Day after mess segregated, IIT-B students eat meat at ‘veg only’ table as sign of protest

Student body Ambedkar Periyar Phule Study Circle has expressed solidarity with the protesting students

September 29, 2023 10:53 pm | Updated 10:53 pm IST - New Delhi

According to one of the students who has initiated the act of “individual civil disobedience”, the students had given prior notice to their hostel mess coordinator and to the concerned Assistant Dean that they would not be following the new rule. File.

According to one of the students who has initiated the act of “individual civil disobedience”, the students had given prior notice to their hostel mess coordinator and to the concerned Assistant Dean that they would not be following the new rule. File. | Photo Credit: Emmanual Yogini

A day after a canteen at the Indian Institute of Technology-Bombay (IIT-B) campus issued a rule setting aside six tables for people who eat vegetarian food, four to five students on Thursday night held a symbolic protest, by eating their dinner with meat at one of the reserved tables. Some students joined them in their protest while a few opposed the move, a hostel resident said.   

Two days ago, administrators of hostels 12, 13, and 14 had informed students that they are reserving six tables in the common mess space for people eating only vegetarian food. 

According to one of the students who has initiated the act of “individual civil disobedience”, the students had given prior notice to their hostel mess coordinator and to the concerned Assistant Dean that they would not be following the new rule. 

“We came to eat between 8 p.m. and 8.30 p.m. We chose to sit at just one of the reserved tables. There were about four to five of us. Some of us ate chicken with our meals with others sharing the table in solidarity with us were eating vegetarian food as they are vegetarian,” one of the students told The Hindu, requesting anonymity. 

However, there were also students who tried to stop the protest by asking the hostel residents eating meat to shift to another table. “Some of them started recording us and very quickly campus security was called. But even they did not know how to react,” the student said. Another student said the protesting students were asked to “respect the sentiments of the minority”.

Despite attempts to stop them, the protesting students finished their respective meals before leaving the mess space. The Ambedkar Periyar Phule Study Circle (APPSC), a student body on campus, showed solidarity with the protesting students. 

In a statement put out on social media, the APPSC said, “We stand in solidarity with the students and appeal to reason and call for open dialogue.”

The institute’s administration is yet to respond to The Hindu’s queries about the controversy regarding having segregated spaces in the mess. 

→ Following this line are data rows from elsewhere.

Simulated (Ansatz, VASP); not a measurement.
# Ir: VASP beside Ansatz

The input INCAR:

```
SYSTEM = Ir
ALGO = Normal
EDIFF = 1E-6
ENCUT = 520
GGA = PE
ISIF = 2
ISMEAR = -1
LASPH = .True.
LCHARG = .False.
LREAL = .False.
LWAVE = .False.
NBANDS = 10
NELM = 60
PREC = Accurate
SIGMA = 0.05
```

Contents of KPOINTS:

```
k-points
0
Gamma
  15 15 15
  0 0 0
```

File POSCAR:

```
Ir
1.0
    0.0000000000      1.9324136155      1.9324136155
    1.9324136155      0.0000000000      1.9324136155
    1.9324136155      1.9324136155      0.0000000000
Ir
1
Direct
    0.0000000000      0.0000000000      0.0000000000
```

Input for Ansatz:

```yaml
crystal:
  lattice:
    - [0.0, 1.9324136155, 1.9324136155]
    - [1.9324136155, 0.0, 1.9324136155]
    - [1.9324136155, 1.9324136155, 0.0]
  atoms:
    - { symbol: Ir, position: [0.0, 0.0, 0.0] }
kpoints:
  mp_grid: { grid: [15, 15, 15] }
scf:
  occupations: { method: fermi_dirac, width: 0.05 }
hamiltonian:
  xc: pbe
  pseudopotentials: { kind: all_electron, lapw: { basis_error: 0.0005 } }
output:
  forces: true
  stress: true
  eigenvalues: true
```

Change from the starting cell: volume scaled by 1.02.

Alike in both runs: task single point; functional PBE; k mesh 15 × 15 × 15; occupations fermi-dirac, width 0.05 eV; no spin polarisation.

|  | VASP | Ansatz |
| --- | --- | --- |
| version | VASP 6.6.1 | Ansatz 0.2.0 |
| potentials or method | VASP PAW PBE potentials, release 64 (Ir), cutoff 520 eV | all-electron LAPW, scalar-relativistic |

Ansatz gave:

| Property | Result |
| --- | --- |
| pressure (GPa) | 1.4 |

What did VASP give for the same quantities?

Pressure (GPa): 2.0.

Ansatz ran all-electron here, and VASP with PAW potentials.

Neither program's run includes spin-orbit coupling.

While the rule issued by the hostel mess said that any violation would lead to action and penalties against those concerned, students who led the protest on Thursday said they have not yet been notified of any official action.

In July too, a similar row had erupted after ‘vegetarians only’ posters were put up on the walls of a canteen in one of the IIT-B hostels, reportedly by a few students. The rule setting aside tables for vegetarian food was issued after this controversy.